Re: [math] API proposal for differentiation

Luc Maisonobe Mon, 23 Jul 2012 01:56:50 -0700

Le 22/07/2012 22:48, Gilles Sadowski a écrit :
> On Sun, Jul 22, 2012 at 12:44:07PM -0700, Phil Steitz wrote:
>> On 7/22/12 9:35 AM, Luc Maisonobe wrote:
>>> Hi all,
>>>
>>> A few months ago, Gilles proposed to add an implementation of the
>>> Ridder's algorithm for differentiation (see
>>> <https://issues.apache.org/jira/browse/MATH-726>). After some discussion
>>> the issue was postponed, waiting for an API for this family of algorithms.
>>>
>>> Last week, at work, someone asked me again about differentiation and I
>>> directed him to this issue and also to the Nabla project. He told me he
>>> was interested in having some support in [math] for this (I'm not sure
>>> he reads this list, but if he does, I hope he will join the discussion).
>>>
>>> The basic needs are to get derivatives of either real-valued or vector
>>> valued variables, either univariate or multivariate. Depending on the
>>> dimensions we have derivatives, gradients, or Jacobians. In some cases,
>>> the derivatives can be computed by exact methods (either because user
>>> developed the code or using an automated tool like Nabla). In other
>>> cases we have to rely on approximate algorithms (like Ridder's algorithm
>>> with iterations or n-points finite differences).
>>>
>>> Most of the times, when a derivative is evaluated, either the user needs
>>> to evaluate the function too or the function is evaluated as a side
>>> effect of the derivative computation. Numerous tools therefore packe the
>>> value and the derivative in one object (sometimes called Rall numbers)
>>> and transfor something like:
>>>
>>>   double f(double x) { ... }
>>>
>>> into this:
>>>
>>>   RallNumber f(RallNumber x) { ... }
>>>
>>> This is a very classical approach, very simple for languages that
>>> implement operator overloading (see the book "Evaluating Derivatives" by
>>> Andreas Griewank and Andrea Waltherpaper, SIAM 2008 or the paper "On the
>>> Implementation of Automatic Differentiation Tools" by Christian H.
>>> Bischof, Paul D. Hovland and Boyana Norris, unfortunately I was not able
>>> to find a public version of this paper, or simply look at the wikipedia
>>> entry <http://en.wikipedia.org/wiki/Algorithmic_differentiation> and the
>>> presentation on automatic differentiation which seems to have been
>>> written by one of the people who contributed to the wikipedia article
>>> <http://www.docstoc.com/docs/29133537/Automatic-differentiation>).
>>>
>>> Using this approach is simple to understand and compatible with all
>>> differnetiation methods: direct user code for functions that are easily
>>> differentiated, generated exact code produced by tools, finite
>>> differences methods without any iteration and iterative methods like the
>>> Ridder's method.
>>>
>>> So I suggest we use this as our basic block. We already have an
>>> implementation of RallNumbers in Nabla, where it is called
>>> differentialPair
>>> (<http://commons.apache.org/sandbox/nabla/apidocs/org/apache/commons/nabla/core/DifferentialPair.html>).
>>> We can move this class into [math] and rename it RallNumbers.
> 
> Why is it called a Rall number?


I think it is a reference to L. B Rall and his 1984 report "The
Arithmetic of Differentiation".

> 
>>
>> +1 - though I don't really see the need or big value in renaming
>> this.  DifferentialPair is more descriptive.
> 
> Maybe Rall number is more standard (I don't know)?

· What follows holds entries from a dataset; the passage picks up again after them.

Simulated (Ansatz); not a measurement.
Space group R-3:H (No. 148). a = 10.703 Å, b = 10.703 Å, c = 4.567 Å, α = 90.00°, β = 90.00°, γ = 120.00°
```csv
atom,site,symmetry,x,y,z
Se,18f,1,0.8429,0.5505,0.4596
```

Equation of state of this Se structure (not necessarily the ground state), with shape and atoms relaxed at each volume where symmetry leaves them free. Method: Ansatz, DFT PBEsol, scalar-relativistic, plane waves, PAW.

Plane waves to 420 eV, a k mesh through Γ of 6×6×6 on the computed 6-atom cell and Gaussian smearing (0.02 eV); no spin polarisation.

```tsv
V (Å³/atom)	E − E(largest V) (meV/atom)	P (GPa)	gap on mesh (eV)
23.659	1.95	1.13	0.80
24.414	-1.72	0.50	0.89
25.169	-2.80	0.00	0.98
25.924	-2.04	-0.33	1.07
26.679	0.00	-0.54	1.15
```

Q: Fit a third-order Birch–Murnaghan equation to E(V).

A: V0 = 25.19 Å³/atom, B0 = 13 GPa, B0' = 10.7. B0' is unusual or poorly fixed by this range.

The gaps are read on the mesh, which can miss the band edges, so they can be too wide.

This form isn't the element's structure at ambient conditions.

I am not sure it is very widely used. I get this name from the following
citation in Bischof, Hovland and Norris paper:

 "In its simplest form, operator overloading introduces a new class
  that carries function values and derivatives (collectively called
  Rall numbers (Barton and Nackman, 1996) or doublets
  (Bartholomew-Biggs et al., 1995))."

I finally found a public link to this paper:
<ftp://info.mcs.anl.gov/pub/tech_reports/reports/P1152.pdf>.

There is also a similar reference in the paper "Object oriented
implementation of a second-order optimization method" by L. F. D. Bras
and A. F. M. Azevedo
<http://www.alvaroazevedo.com/publications/meetings/2001/OPTI/OOISOOM.pdf>.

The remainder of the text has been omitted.